For Galileo the argument seemed as clear as the nose on one’s face - or as plain as the Apennines that provide the spine of central Italy. Looking at the
changing borderline between the lit and shaded hemispheres, he observed features that behaved like the shining and shaded ridges of mountains flanking valleys on earth. Bright points were seen to sprout and grow
within the shadowy border, like earthly mountains progressively receiving more the rays of the ‘rising’ sun. Working out the optical geometry of the most prominent spots in terms of the passage of light
across the surface of a rough sphere, Galileo computed the most prominent mountains as no less than 4 miles high.

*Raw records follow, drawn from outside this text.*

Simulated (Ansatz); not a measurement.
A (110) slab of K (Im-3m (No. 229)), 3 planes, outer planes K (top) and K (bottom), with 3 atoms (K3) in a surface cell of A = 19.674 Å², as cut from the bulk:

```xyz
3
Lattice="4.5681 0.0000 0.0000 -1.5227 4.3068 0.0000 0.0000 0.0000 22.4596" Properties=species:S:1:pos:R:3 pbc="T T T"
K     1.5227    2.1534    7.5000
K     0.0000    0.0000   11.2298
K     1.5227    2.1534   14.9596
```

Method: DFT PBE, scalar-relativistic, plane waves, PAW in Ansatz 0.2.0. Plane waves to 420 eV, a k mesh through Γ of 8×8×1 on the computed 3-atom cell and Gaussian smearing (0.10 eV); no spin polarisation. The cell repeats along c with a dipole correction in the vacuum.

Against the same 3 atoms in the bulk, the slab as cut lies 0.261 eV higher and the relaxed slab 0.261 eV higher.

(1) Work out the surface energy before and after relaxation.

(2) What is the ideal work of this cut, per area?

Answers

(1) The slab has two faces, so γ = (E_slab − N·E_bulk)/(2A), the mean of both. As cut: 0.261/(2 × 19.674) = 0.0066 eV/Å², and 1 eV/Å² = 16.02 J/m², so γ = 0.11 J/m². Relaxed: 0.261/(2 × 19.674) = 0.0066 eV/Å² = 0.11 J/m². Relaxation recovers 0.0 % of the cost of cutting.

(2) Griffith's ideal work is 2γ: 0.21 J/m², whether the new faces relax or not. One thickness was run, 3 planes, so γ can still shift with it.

Not everyone saw the same thing however. Thomas Harriott in England in England had already viewed and drawn only a ‘strange spottednesse’ with his
low-grade instrument, while Christopher Clavius and his fellow ‘mathematicians’ in Galileo’s Rome reported that it was ‘more probable that the surface is not uneven, but rather that the lunar
body is not of uniform density and has its dense and rarer parts’. Roman Jesuits were committed to the translucent immaculacy of the moon, in accordance the Song of Songs in the Bible where the
‘Virgin’s’ pure beauty is identified with the moon - pulchra ut luna. Accordingly they condemned the ‘filth of opacity’ implied by Galileo’s characterisation.
Why did Galileo see and represent so clearly? The quality of his telescopes was clearly important, as was his conceptual freedom from dogmatic theology. But an
essential ingredient was his ability to articulate his acts of scrutiny and graphic record through a sophisticated understanding of mobile light on bodies with uneven surfaces. As an accomplished draftsman and
aficionado of perspective, he was fully acquainted the science of cast shadows outlined in such texts books as Albrecht Dürer’s Instruction in Measurement (1528) Daniele Barbaro’s The Practice of
Perspective (1569).
A member of the artist’s Academia del Disegno in Florence and friend of the leading artist, Ludovico Cigoli, Galileo was also aware of the tradition inaugurated
by Leonardo da Vinci of minutely systematic observation and depiction of light in landscape according to the angles and direction of the sun relative to the observer. Cigoli’s own treatise on perspective
directly quoted from Leonardo’s unpublished writings. When Cigoli came in 1610-12 to portray the ‘Virgin of the Immaculate Conception’ in the dome of the Capella Paolina in S. Maria Maggiore in
Rome, he depicted Mary standing on a pitted and maculate moon rather than the smooth crescent of convention. In his defence, the painter could have pointed to an earlier tradition which justified the placement of
the moon below Mary’s feet on the grounds that its patchy and inconstant appearance testified to its lowly status in the heavens.
Yet for all his hard looking and knowing draftsmanship, the details of Galileo’s cratered moons are difficult to align precisely with actual features. With a
field of view of less than half the moon’s diameter, and the inevitable difficulties of charting details within no existing framework, Galileo has in effect shown what kind of thing is happening as sunlight
skates over the lunar landscapes rather than constructing a precise map. His purpose was to show the moon as earth-like. He is able to see what he wants to see and persuades us to do the same.